Course Development

Why Incorporate Service Learning into Your Curriculum?

Service Learning encourages students to rethink how they learn and why they value their education. As students become involved in their communities, they become active rather than passive learners. While helping to identify and solve problems in their communities, they are building closer connections between their campus and their communities. Service Learning experiences provide unique opportunities to learn about our increasingly varied and changing world, to understand people and cultures that are unique, and to develop resourcefulness, a stronger inner self, and a clearer sense of personal identity. More than any other type of educational activity, working with others from a different culture and/or economic class can help you begin to think critically about what you have, what you value, what other individuals in your community have a right to expect, and how you contribute to your community.
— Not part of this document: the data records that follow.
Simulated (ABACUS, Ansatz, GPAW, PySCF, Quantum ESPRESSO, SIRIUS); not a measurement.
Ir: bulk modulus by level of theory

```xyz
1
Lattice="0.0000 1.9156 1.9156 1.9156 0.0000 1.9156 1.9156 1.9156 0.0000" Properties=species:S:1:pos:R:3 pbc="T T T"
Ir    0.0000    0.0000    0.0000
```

Excerpted from A Guide for Change: Resources for Implementing Community Service Writing by Ann Watters and Marjorie Ford (San Francisco: McGraw-Hill, 1995).

These questions are designed to assist you in implementing Service Learning into your curriculum:

  1. What are the goals of my course?
  2. How will service help me achieve these goals?
  3. How will I define service within the content of my course?
  4. Will my course be service-centered or content-centered?
  5. Will service be required or optional?
  6. How many hours of service will my students complete?
  7. How will community partners play a role as co-educators?
  8. How will the Service-Learning program play a role as co-educator?
  9. What resources/technical assistance would I like the Service-Learning Center to provide to increase my knowledge and understanding of service learning and my role within this pedagogy?

The Who's, What's, Why's, and How's

Who does reflection?

Students, faculty, and other participants.

Some of the skills needed for one to do a "good job" facilitating reflection are:

  1. Observing: what are people doing as members of the group; non-verbal communication.
  2. Questioning: open-ended vs. closed question; feeling vs. informational.
  3. Listening: active listening, pulling together ideas of the group and asking follow-up questions.
  4. Group building: respect among members, environment where people feel comfortable sharing.
  5. Facilitating: be sure all members are heard; guide the discussion.

When do you do reflection?

Before Service: Look at the expectations, stereotypes, etc. before you start service. Ask yourself why you are serving.

During Service: Look at the relationships you are building and what effects they are having. Did they meet the expectations you started out with?

After Service: Sum up the experience. How has it changed you? How will it affect your future? What have you learned about yourself, the community, and others?

What do we reflect on?

  1. The direct service.
  2. The social, economic, and political context of the issue. For example:
    • What kind of purpose do tutors serve in light of the governments cut in educational funding?
    • What kind of role models are mentors for children who are in a lower class?
    • What experiences do they have as a result of being a little buddy that they would not have because of their economic level in society?
    • How have we influenced these issues?
  3. Questions of Meaning and Purpose
    • What is our responsibility to other humans?
    • What is justice?
    • What is equality?
    • What is my purpose in the world?

This is the big picture, and this is where we are starting to make some kind of difference in breaking down stereotypes and boundaries by caring about other people and educating ourselves.

How do we do this?

This is a model to help tie it all together:

WHAT: What do you know about details and what happened? NO judgment statements here.

SO WHAT: Make comparisons: How did your experience differ from your preconceptions? How is your experience different from other people’s; how is it similar? What surprises did you see?

NOW WHAT: Integration: Given your experience and what you’ve learned, how will you change your life/behavior? If you were to write a book about your experience, what would the title be?